Jump ahead several years. Will and Sarah are now married, with two young children. They are in Hong Kong where Will, now a safety and security assessor, has been summoned to go over the world’s tallest building. Without his O.K., the buildings lavish owner cannot get the 200-plus story building insured. Things go well until Will is attacked by a mysterious person trying to get a computer tablet he possesses that gives him access to ALL of the building’s security protocols. It seems someone doesn’t want the building to open. EVER!

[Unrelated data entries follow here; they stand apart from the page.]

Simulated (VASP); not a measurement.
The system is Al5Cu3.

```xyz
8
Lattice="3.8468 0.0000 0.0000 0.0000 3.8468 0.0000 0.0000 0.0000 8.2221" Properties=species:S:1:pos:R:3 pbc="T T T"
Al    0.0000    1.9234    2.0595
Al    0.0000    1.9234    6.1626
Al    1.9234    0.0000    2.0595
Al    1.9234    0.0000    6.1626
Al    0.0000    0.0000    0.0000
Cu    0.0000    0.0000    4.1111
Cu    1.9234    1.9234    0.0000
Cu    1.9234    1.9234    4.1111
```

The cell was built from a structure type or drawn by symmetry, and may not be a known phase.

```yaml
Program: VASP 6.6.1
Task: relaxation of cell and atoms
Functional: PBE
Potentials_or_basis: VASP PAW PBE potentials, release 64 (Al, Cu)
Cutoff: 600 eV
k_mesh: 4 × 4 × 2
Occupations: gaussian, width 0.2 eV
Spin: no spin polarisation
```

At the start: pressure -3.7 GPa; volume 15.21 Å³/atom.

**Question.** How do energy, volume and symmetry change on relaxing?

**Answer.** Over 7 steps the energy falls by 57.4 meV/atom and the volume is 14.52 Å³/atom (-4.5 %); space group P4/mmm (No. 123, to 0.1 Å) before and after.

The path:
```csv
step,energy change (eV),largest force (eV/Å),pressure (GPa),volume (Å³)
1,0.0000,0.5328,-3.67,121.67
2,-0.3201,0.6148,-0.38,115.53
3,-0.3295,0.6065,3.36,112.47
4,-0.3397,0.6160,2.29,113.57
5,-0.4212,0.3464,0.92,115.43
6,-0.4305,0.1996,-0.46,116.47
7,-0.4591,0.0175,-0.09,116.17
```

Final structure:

Full of some amazing set-pieces and some serious “jump in your seat” moments, “Skyscraper” is a film that rides capably on the back of Dwayne Johnson. Will possesses both Willis’ John McClain’s personality while also embodying the caring about of the situation that Newman’s architect and McQueen’s fire chief did in “The Towering Inferno.” But while the latter film’s destruction was due to an accident, “Skyscraper” deals with a nasty man by the name of Kores Botha (Moller). He’s not as smooth as Alan Rickman’s Hans Gruber, but he is as vicious.
The cast does a fine job in dealing with the situations around them, and I’m giving Johnson extra credit because, due to opening bomb explosion, Will is missing a leg, having to move about the building (and do some extraordinary stunt work) on a prosthetic leg. And yes, while I realize it’s all CGI, Johnson moves and reacts as if he really is standing precariously on a piece of molded metal. The story moves smoothly and represents a graduation to a new genre’ for writer/director Thurber, best known for creating the “Terry Tate, Linebacker” series of commercials as well as the film “Dodgeball: A True Underdog Story.” The film moves on and the action flows. A definite hit for the hot days of July.